While the nation nervously watches the opioid epidemic seize the lives of thousands of Americans, another drug has quietly entered the scene. Fentanyl, a narcotic used to treat severe pain, has recently made headlining news with its high risk for dependency and overdoses. While various programs, including those in Virginia, have worked to reduce the number of overdoses and deaths due to a number of drugs, the issues surrounding fentanyl continue to accumulate. State officials are now considering the best strategies to address this crippling issue.

The Richmond Times-Dispatch acknowledges the widespread problem of fentanyl, especially in the state of Virginia. In fact, the Dispatch shares that the drug is now the top killer in the state, having caused 618 deaths in 2016 alone. The Dispatch highlights the unfortunate trend that illegal opioids have caused more deaths than legal opioids in recent years. Some experts point toward the primary factor that fans the flame: money. Countless users have recognized the financial gain from including fentanyl in the heroin they sell, thus maximizing the problem — especially to those relatively new to the drug and inexperienced with heroin in general.
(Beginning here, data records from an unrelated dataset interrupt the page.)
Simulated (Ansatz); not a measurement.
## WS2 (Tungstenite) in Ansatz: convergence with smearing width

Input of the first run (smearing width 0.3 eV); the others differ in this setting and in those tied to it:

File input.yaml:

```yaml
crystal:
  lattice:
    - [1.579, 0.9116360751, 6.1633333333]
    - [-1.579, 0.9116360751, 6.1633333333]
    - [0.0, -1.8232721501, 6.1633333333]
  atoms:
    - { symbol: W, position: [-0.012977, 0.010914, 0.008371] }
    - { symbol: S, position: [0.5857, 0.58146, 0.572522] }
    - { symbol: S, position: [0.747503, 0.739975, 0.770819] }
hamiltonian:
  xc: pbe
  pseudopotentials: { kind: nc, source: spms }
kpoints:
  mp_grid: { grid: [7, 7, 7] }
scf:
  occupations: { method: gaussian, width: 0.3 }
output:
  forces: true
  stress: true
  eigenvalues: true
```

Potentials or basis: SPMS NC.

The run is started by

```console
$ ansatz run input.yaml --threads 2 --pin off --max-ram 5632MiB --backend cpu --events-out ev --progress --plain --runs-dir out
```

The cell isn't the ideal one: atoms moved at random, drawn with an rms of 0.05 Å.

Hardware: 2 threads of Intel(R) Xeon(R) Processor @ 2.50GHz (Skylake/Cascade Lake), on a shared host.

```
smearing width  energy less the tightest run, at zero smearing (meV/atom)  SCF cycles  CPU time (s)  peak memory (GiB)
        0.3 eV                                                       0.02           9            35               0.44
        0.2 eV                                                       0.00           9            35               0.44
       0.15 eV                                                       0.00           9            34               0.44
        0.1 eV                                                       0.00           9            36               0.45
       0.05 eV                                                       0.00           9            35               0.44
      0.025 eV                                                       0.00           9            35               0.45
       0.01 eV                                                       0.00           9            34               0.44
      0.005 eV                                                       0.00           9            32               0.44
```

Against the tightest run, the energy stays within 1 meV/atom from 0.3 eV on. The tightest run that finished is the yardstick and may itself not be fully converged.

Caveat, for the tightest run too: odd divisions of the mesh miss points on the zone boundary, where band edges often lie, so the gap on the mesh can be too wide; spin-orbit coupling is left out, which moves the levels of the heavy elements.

The Washington Post is another outlet to recognize fentanyl and its harmful effects. Noting that the number of fatal overdoses in Virginia has increased 38 percent between the years 2015 and 2016, the Post shows that fentanyl has surpassed this bleak statistic. State health officials largely agree that the issue will worsen before it shows any sign of change, and stress the concern over another (even more powerful) drug called carfentanil that can often be found laced in heroin. Yet the deadly mix of heroin and fentanyl prove to be the biggest culprit in overdoses, as the Post also shows that most users are unaware they are using this combination when buying heroin from individual dealers.